SPOILER ALERT: COUNCIL WINS 

We should highlight the most important section of the Rebuild legislation at the outset, as it applies to nearly every component of the program. Notably, that section writes Councilmanic prerogative into Rebuild in an impressively comprehensive way.

The Rebuild bill creates a Project Review Team (PRT), a jargon-y term to describe two people: One proxy appointed by Mayor Kenney and another appointed by Council President Clarke. All meaningful decisions—site selection, budget amendments, project managers—require the sign-off of the two-person PRT (read: Clarke), which means Council (read: the respective District Council member) has line-item veto power. The language used to describe this process is a dream for District Council Reps, since it requires that:

“Each District Councilperson whose district is directly affected by such matter [has] the immediate opportunity to meet with the Project Review Team, at the discretion of the District Councilperson, in order for the District Councilperson to review, comment upon and make recommendations concerning such matter, and the Council President’s appointee shall not approve any matter for which the approval of the Project Review Team is required without first obtaining written authorization from each District Councilperson whose district is directly affected by such matter.” (Emphasis added)

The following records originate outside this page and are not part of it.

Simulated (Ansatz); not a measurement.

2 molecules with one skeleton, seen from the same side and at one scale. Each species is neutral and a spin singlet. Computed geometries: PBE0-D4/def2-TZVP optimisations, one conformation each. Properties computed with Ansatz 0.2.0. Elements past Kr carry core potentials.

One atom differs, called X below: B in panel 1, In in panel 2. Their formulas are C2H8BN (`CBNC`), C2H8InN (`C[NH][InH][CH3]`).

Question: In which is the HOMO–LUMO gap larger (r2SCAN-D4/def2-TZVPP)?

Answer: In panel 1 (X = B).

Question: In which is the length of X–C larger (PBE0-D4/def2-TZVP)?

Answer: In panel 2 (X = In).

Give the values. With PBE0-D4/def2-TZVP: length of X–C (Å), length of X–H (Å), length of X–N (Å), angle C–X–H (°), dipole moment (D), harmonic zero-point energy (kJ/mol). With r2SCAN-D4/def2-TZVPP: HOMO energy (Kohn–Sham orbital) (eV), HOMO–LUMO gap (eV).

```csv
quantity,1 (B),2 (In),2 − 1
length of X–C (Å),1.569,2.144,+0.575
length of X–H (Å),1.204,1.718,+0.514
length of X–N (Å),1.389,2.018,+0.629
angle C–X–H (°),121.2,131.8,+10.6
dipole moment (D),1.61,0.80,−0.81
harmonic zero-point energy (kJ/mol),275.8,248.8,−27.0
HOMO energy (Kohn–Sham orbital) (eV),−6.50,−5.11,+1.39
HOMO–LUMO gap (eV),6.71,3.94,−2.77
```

Prerogative in action. Keep this in mind as we get to the questions.

WHO WILL CHOOSE THE REBUILD SITES, AND MORE IMPORTANTLY, WHY?

This question was always more theoretical than practical. Or, said a different way, we always kind of knew where this was going to land.

When we published our initial post, Interface Studio had completed its assessment of all 400 potential sites along six measures: poverty, drug crime rates, public health, growth in household population (2000-2010), building permits pulled, and The Reinvestment Fund’s Market Value Analysis. From this analysis, Interface developed a rank order of all potential sites according to the projected impact that a rehab would have on the immediate community.

Though that work provided a reasonably complete picture of the most deserving Rebuild sites, it was a stoppable force that met a truly immovable object: Councilmanic Prerogative. As anticipated, District Council members demanded complete control over site selection. And they got it (See Above).

What does this mean? It means that squeaky wheel sites are likely to get the most grease, even though the neighborhoods most adept at squeaking the loudest are, in many cases, the places that will benefit the least from substantial intervention. To that point, it will be interesting to see if voter turnout rates in the divisions around Rebuild sites are higher than the district-wide average. A cynic might suspect, for example, that the areas that turn out the most for District Council members will get the most Rebuild love.

WILL EACH DISTRICT GET THE SAME AMOUNT OF MONEY

Question 1 determines the answer to Question 2. It’s hard to imagine a scenario in which any elected official will participate in a process that gives their District short shrift. So yes, barring horse trading, they’ll all end up with roughly $50 million in capital investment.

WHAT'S THE ROLE OF THE NON-PROFITS?

In March, the biggest question regarding oversight was who would be tapped to project manage each Rebuild location. Initially, the Kenney Administration wanted to give that responsibility to large, generally apolitical nonprofits--Fairmount Park Conservancy and the Free Library Foundation—that have the capacity to oversee project management and do so largely free of Council influence.  

Council pushed back, however, and demanded that the project managers (or Project Users, in Rebuild’s parlance) be smaller groups with deeper neighborhood ties. They got it, as the Rebuild legislation stipulates that grants can’t be awarded to Project Users without PRT approval. 

But Council Members went a step further to demand that they should have the authority to choose each site’s contractors. That issue isn’t directly addressed in the bill, but District Council members select the Project Users and control the funding of the Project Users.

WHAT'S WITH THE RFP TO DESIGN A NEW MINORITY HIRING PROCESS?

We have no idea. The eContracts site doesn’t provide any information and we didn’t get a response from the City. 

Based on their expressed desire to oversee contractor hiring, however, our supposition is that District Council members weren’t interested in a third-party actor recruiting and advocating for M/W/DBE contractors. 

IS THIS GOING TO DIVERSIFY THE BUILDING TRADES? 

Who the hell knows! Most District Council members used the issue of diversity/inclusion as an onramp into a conversation that was always about power and prerogative. But some of the At-Large members, recognizing that this issue was going to be their only point of entry into the Rebuild discussion, were primarily focused on this problem.

There are important levers built into the system that should, theoretically, allow the City to force the issue. Specifically, the City can halt payments when agreed-upon minority participation numbers aren’t met.

The most promising news on this front is that the trades have agreed to open-up their apprenticeship programs to include more folks currently enrolled in the various pre-apprenticeship programs

Thanks to the Project Review Team process Council managed to create, this is likely just the beginning of many years of exciting haggling and horse-trading.